TAKE A TRIP down the old corrugation road with some Bardi people and you’ll soon find out something about globalisation, indigenous people and the exact location of your own tailbone. Dubbed Australia’s “second-worst road” by locals – who measures such things? – the red pindan soil of the Kimberley is ridged into hard peaks only 15 centimetres apart, peaks that tighten your neck muscles as systematically as they torture your 4WD’s suspension. In shock, the tourists grin for the first few minutes, madly videoing the evidence of an Australia beyond the reach of KFC or tarmac. At about half an hour in, the novelty has worn off; grins fade and, for the unlucky, seasickness sets in as the peaks widen to a couple of metres and the vehicles start to surf their agonising three-hour course to One Arm Point, Lombardina or Djarindjin.

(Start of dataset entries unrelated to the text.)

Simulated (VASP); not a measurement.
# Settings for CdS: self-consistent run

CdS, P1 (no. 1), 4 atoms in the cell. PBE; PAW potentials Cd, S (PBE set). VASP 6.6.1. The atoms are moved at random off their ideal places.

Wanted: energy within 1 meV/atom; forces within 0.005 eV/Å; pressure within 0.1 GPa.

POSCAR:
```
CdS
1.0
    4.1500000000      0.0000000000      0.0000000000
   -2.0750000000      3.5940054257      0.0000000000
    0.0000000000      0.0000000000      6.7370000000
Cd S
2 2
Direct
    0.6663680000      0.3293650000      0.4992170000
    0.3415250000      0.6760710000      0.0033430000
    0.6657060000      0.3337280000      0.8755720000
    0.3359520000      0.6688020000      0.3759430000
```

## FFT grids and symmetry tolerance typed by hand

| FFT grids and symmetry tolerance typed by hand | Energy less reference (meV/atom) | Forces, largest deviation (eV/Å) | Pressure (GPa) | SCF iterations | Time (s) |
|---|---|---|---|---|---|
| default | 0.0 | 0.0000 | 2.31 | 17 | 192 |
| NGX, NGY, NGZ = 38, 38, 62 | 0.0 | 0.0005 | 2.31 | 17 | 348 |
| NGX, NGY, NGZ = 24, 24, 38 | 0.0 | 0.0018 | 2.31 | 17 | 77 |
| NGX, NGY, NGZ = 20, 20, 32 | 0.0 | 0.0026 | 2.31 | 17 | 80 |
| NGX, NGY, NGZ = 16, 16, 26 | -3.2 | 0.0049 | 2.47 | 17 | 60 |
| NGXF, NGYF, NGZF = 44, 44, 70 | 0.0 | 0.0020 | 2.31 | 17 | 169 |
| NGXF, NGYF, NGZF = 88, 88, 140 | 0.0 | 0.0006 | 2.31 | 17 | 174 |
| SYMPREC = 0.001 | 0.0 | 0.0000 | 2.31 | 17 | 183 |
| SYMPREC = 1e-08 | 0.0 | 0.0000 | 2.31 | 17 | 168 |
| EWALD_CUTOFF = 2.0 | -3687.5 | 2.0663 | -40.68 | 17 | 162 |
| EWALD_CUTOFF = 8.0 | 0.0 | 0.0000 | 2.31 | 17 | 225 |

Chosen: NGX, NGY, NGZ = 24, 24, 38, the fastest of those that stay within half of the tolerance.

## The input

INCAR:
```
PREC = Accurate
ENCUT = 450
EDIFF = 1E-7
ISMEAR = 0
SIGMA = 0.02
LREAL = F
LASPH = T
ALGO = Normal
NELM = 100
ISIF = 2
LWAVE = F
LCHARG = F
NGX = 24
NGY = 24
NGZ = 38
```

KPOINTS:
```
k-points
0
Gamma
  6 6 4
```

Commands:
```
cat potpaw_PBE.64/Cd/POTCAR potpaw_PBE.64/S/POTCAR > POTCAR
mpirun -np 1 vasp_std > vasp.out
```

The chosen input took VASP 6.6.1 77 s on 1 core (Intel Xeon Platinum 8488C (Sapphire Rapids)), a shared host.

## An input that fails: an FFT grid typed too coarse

The corrugation road truly is shocking: physically, emotionally and in most other senses, except the most paradoxical one. Politically, the condi­tion of the track reflects very little about the disempowerment of blackfellas in Australia’s north-west. These eight or ten tiny settlements are black communities with not a lot of work, not a lot of capital inflow, not a great deal of connection to mainstream Australia, let alone the globalised world economy of Bill Gates. There is the Christian residue of mission life and (as in every part of rural Australia, white or black) problems with grog, with ganja, with violence. But despite the newish Besser-block internet centres where you can dial up to New York or Beijing, there is also a keenly felt sense of cultural continuity. Some impressive leadership. Lots of bone­fish in season; plenty of turtle still. Language is strong. Ceremonies form an important part of life, and for Bardi people the awfulness of the corruga­tion road is not another symbol of the whiteman’s neglect. It is, rather, a welcome moat, protecting them from what they’ve seen happen to once-sleepy Broome. Given the option to “improve” the road, local communities have strongly resisted. The Bardi prefer their corrugations, their bulldust holes, the lack of petrol stations and public amenities. They have deliber­ately chosen to welcome only those tourists who are serious enough to brave three hours of discomfort bordering on pain. “It won’t keep all the terrorists [tourists] out, more’s the pity, but it sorts out the wheat from the chaff,” one former ATSIC councillor told me. “Keeps out the yobbos, up to a point.”